Sunday, November 3, 2013

An Awesome Analysis of Sonnet LXXIII

Several friends have asked me to show them Shakespeare's sonnet 73 because they do not have access to it.  Well, that is strange; I was given to understand that every home should bear a copy of Shakespeare's plays and sonnets, a Bible, and all of the Peanuts cartoons where Snoopy imagines his dogself to be the Red Baron flying his Sopwith Camel. Well, I am flattered that I have been asked, for the sonnet and so here it is: 
Sonnet 73
That time of year thou mayst in me behold
When yellow leaves, or none, or few, do hang
Upon those boughs which shake against the cold,
Bare ruin’d choirs, where late the sweet birds sang.  
In me thou seest the twilight of such day
As after sunset fadeth in the west,
Which by and by black night doth take away,
Death’s second self, that seals up all in rest. 
In me thou see’st the glowing of such fire
That on the ashes of his youth doth lie,
As the death-bed whereon it must expire
Consumed with that which it was nourish’d by.  
   This thou perceivest, which makes thy love more strong,
   To love that well which thou must leave ere long.
It would not, nor should not, take much trouble to reach an understanding of what theme this sonnet is about.  It's about the loss of one's youth and life, like a burning fire, eventually is ravished by old age. I am certainly not claiming that this is the only interpretation of this magnificent poetry. There are as many explanations as there are scholars to analyze it. But they are all wrong, and I am right.
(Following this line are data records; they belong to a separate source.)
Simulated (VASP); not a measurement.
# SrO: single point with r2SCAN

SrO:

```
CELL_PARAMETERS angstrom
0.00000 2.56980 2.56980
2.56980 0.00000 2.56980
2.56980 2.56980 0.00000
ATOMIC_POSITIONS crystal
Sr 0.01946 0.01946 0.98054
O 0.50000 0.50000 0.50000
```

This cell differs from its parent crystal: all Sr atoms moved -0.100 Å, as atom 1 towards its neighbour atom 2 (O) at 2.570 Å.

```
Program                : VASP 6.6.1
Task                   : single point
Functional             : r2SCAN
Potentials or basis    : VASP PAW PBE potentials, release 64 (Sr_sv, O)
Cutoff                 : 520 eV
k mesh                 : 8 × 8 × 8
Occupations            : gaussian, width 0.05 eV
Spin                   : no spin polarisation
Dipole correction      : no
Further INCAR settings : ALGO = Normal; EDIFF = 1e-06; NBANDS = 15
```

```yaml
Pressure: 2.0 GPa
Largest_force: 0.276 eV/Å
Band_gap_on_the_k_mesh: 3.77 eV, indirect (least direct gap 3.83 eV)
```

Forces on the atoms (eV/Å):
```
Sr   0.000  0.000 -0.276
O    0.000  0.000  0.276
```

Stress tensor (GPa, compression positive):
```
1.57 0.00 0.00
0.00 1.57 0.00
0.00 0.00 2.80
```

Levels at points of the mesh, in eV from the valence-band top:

In the first quatrain (four lines) the poet reminds the loved one that he is in the "winter" of his life when the "yellow leaves" have fallen.  In the second quatrain the poet states that he is in the "twilight of life--like a sunset which is gone by "black night".  (Aw come on--you can figure out what black night is all about) The final quatrain claims that his life is now in the embers of a fire and will soon be consumed by the ashes.  The last couplet reminds the lover to see and understand the poet's closeness to "black night" and so must strengthen the bonds of love before his coming death. I will tell you that this is a simplistic analysis; I have much more to say about it than this, but I am too busy trying to develop an entertaining musical, and an entertaining interpretation of the sonnet must wait.